The transition between the 2D rpgs of the SNES and Megadrive era into the Playstation generation was very much an interesting period for the genre. Some chose to try to bring three dimensions to the platform and flashy FMV sequences (both of which would date horribly) whilst others focused on producing more content on their 2D games that didn’t push the system to its limits. Suikoden firmly fits into the ‘more is better’ category for a number of reasons.
Released unexpectedly in 1995 and looking like a SNES era rpg in almost every way (in others less visually appealing than some of the later games on that last-gen system) it’s a surprise that Suikoden is as good as it is. Whilst it certainly has its flaws the game lays the groundwork for an impressive tale set across a sprawling world and featuring no less than 108 recruitable characters, most of which can be added to your party. This was Pokemon before there even was a Pokemon, and the game made sure that almost every character had a background and motivation of their own, even if it was as little as wanting to be the NPC who says ‘welcome to the village’ each time you meet them.
Visually Suikoden uses big chunky sprites that are taller than the average 2D sprites of the time, cramming in more detail but at the same time under-animated in some ways. They range in size and shape between character and a differing amount of builds go into adding variety that helps differentiate it all. The setting itself is based on a Chinese folk story and uses typical Chinese visuals blended with more pedestrian Western fantasy literature tropes in order to create a world where politics and armies carry real weight. The backgrounds are the real let-down on this title however because they feel bland and repetitive, even when entering a new area, with cavern, forest and castle textures re-used time and time again. Areas are quite small and load almost screen-to-screen which can lead to some frustration when jogging between them. Each character has his or her own unique portrait to help add extra definition to their character, however in some cases this can lead to gender confusion where obviously female characters appear like anime men, whilst some androgynous men have extremely feminine portraits. Decisions such as leaving fountains unanimated or poorly animated in other locations serve to lessen the games polish.

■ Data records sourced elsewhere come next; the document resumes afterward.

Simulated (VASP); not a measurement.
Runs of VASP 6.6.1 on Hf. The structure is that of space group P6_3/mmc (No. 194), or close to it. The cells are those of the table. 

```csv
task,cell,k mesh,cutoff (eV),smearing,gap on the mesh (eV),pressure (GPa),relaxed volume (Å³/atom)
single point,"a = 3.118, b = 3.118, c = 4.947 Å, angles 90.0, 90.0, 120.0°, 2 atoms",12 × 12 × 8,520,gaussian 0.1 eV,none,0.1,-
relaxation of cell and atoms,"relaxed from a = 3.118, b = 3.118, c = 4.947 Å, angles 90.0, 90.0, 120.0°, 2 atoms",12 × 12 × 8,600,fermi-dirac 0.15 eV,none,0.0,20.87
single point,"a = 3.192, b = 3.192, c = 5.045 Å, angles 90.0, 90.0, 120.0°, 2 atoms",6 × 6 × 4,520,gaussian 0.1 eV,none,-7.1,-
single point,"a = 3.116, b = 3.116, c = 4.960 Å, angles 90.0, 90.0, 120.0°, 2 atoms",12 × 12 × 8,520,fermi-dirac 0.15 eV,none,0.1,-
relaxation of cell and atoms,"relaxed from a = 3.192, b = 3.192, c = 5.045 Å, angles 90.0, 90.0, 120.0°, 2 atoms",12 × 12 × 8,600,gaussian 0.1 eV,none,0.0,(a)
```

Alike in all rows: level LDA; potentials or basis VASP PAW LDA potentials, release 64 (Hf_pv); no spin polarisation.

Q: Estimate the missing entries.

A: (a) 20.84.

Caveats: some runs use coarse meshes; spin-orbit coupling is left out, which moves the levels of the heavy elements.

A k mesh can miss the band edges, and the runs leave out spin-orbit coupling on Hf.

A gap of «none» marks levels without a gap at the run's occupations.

Musically a lot of effort has gone into Suikoden and it shows. Tracks are crisp, well written and still sound great when played through the speakers on your flat-screen tv. The battle theme, which you will head a lot of, can begin to grate on you in the longer dungeons, but it too manages to set the tone of the game very well. Sound effects vary between cartoony clips that undermine the seriousness of what is happening in some circumstances and nicely recorded audio for sword swings and clashes. Dragons are represented by a cry that somebody has captured from an elephant, which does cause a chuckle when it’s heard. Some of the spells in battle are visually very appealing for the time of launch but some of the SFX undermine the gravity of what you’re seeing on screen. The game makes good strides toward cd quality audio at a time when it wasn’t expected from a game of this kind and although it carries across some lesser elements from development that must have started with another system in mind (perhaps the Sega MegaCD add on for the Megadrive) it’s a quality presentation.
The story in Suikoden is loosely on the classical Chinese novel ‘Shui Hu Zhuan’ by Shi Naian. Essentially it is the tale of a self-titled hero (named Tir McDohl in canon) who is the son of a mighty general in service to his nation’s emperor. Recently a woman strongly resembling the emperor’s dead wife has been brought to court and is serving as his advisor, with word beginning to spread that she is a witch. On the emperor’s orders the generals, your father and his troops are mobilized and you are left as the newest recruit on the imperial guard, accompanied by a childhood friend and a small group of loyal servants. When a mission turns out to be much tougher than imagined your childhood ally and best friend Ted steps up to defeat a monster using a mysterious rune that turns out to be one of the ‘true runes’ upon which all magical runes are founded. The witch then swoops in to retrieve it from him but he passes the rune to you and covers your escape from the capital by sacrificing his own life. From here you accidentally fall in with a resistance movement in a neighboring country hoping to repel invasion and the real journey begins. The gist of the story from there is taking down the kingdom you once served one general at a time and recruiting all 108 pre-destined ‘stars’ who can join your side and earn you the ‘good’ ending. The story itself should be just a frame upon which to hang the recruitment and base building premise, but it manages to be both deep and interesting with an outstanding world to explore. The true runes are a great concept and the writers only allow you to see a fraction of them over the course of the game, leaving the others to the imagination. Characters are given motivation and backgrounds throughout to keep them interesting and you’ll spend time with almost all of them in-narrative before choosing your pick of the best as you’re a-squad.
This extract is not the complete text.